October 19, 2011 Leave a comment

Credit: ESO/D. Minniti/VVV Team

Credit: ESO/D. Minniti/VVV Team

Two newly discovered globular clusters have been added to the total of just 158 known globular clusters in our Milky Way. They were found in new images from ESO’s VISTA survey telescope as part of the Via Lactea (VVV) survey. This survey has also turned up the first star cluster that is far beyond the centre of the Milky Way and whose light has had to travel right through the dust and gas in the heart of our galaxy to get to us.

The dazzling globular cluster called UKS 1 dominates the right-hand side of the first of the new infrared images from ESO’s VISTA survey telescope at the Paranal Observatory in Chile. But if you can drag your gaze away, there is a surprise lurking in this very rich star field — a fainter globular cluster that was discovered in the data from one of VISTA’s surveys. You will have to look closely to see the other star cluster, which is called VVV CL001: it is a small collection of stars in the left half of the image.

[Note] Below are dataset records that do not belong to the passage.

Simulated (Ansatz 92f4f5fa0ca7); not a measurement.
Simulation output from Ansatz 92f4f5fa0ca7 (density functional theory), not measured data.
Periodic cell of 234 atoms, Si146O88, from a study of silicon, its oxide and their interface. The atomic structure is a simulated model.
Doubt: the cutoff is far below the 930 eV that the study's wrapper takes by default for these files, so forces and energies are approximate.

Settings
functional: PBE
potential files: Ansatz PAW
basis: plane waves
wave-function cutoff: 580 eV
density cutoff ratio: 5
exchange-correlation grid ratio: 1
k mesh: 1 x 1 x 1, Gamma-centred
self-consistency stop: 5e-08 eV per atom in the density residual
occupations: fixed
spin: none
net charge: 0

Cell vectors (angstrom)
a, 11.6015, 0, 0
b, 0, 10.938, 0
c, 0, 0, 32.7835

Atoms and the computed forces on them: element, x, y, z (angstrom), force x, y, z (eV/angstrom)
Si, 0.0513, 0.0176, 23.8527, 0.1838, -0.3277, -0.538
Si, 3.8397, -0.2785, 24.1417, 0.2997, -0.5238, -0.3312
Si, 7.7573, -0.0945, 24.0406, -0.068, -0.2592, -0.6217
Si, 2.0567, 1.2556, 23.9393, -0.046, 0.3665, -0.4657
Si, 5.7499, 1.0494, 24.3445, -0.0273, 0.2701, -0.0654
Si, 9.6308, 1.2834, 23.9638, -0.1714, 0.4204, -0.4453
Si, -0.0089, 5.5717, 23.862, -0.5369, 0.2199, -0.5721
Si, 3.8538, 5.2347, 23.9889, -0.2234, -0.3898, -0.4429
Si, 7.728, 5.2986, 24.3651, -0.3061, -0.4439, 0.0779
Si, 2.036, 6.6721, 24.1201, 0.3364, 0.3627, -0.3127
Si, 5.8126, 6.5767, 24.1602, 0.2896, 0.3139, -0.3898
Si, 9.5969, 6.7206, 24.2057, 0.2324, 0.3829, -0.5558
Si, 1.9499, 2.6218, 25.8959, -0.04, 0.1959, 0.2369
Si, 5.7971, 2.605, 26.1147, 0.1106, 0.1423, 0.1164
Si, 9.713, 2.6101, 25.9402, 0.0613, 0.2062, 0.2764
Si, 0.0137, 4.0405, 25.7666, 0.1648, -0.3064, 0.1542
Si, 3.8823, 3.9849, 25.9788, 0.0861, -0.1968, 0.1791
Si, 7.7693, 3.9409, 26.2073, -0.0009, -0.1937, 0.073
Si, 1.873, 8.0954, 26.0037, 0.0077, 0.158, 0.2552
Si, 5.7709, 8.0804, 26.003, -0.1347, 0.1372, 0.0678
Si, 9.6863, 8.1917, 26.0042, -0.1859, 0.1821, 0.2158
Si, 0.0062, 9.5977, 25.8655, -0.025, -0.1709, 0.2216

But VVV CL001 is just the first of VISTA’s globular discoveries. The same team has found a second object, dubbed VVV CL002, which appears in image b [1]. This small and faint grouping may also be the globular cluster that is the closest known to the centre of the Milky Way. The discovery of a new globular cluster in our Milky Way is very rare. The last one was discovered in 2010, and only 158 globular clusters were known in our galaxy before the new discoveries.